As someone who enjoys Excel, even I know if the buying process includes building a financial model then the market is broken.
Last weekend, my mom called me ahead of another brutal summer to help her pick a plan. With 15 years of experience in energy, an MBA, and a career in finance, I still needed to build a small analysis to find the answer, and I’m not even confident it was the right one.
The options are convoluted at best and a complete disaster at worst. Providers added fees for underconsumption and credits for overconsumption. Open your windows on a spring day, didn’t use enough power, that’s a fee.
Firms like Energy Ogre exist, but you shouldn’t need a service to choose a common good that we rely on daily.
Retail energy isn’t the only broken market within the energy transition. We’ve overcomplicated other purchases too.
When buying an electric vehicle (EV), the customer is responsible for the tax credit, time-of-use plan, and charging installation. Customers should be able to walk in, buy the car, and leave knowing everything else will be taken care of. That’s how you accelerate adoption.

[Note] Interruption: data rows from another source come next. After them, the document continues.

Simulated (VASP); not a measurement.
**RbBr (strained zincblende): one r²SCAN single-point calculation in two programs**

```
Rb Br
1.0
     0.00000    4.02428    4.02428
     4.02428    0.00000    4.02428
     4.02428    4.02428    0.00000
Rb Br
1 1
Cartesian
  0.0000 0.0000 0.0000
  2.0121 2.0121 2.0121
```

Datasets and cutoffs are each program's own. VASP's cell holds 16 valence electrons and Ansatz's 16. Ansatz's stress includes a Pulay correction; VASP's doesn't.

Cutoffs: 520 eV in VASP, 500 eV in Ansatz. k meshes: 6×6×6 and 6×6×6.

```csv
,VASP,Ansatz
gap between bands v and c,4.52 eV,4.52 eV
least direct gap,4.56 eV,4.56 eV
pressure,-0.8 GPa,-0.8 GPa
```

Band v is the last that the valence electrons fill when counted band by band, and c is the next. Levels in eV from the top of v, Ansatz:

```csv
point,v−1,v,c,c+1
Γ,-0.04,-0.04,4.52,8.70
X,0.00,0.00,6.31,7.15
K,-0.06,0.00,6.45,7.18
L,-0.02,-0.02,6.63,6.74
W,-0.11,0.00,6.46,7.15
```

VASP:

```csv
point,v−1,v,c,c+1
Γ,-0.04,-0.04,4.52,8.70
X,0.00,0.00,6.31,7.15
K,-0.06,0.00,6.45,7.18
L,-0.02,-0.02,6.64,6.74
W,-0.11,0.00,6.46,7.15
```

Carbon markets and emissions monitoring face similar issues. What defines quality? What’s in a scope? The test is simple: Is the company buying more clean energy? Are they electrifying fleets? Is their packaging recyclable? If so, they’re moving in the right direction.
We shouldn’t and don’t need complex measurements to do right by the environment. Make it easy to make good choices and report them, and then the rest will follow.
Whether it’s a free market (like retail energy in Texas and EVs) or highly regulated (like carbon), sometimes the best solution is simplifying things for people. Enable people to easily save money, change habits, or make environmentally friendly choices, and adoption will follow. Complicate the process, and we slow everything down.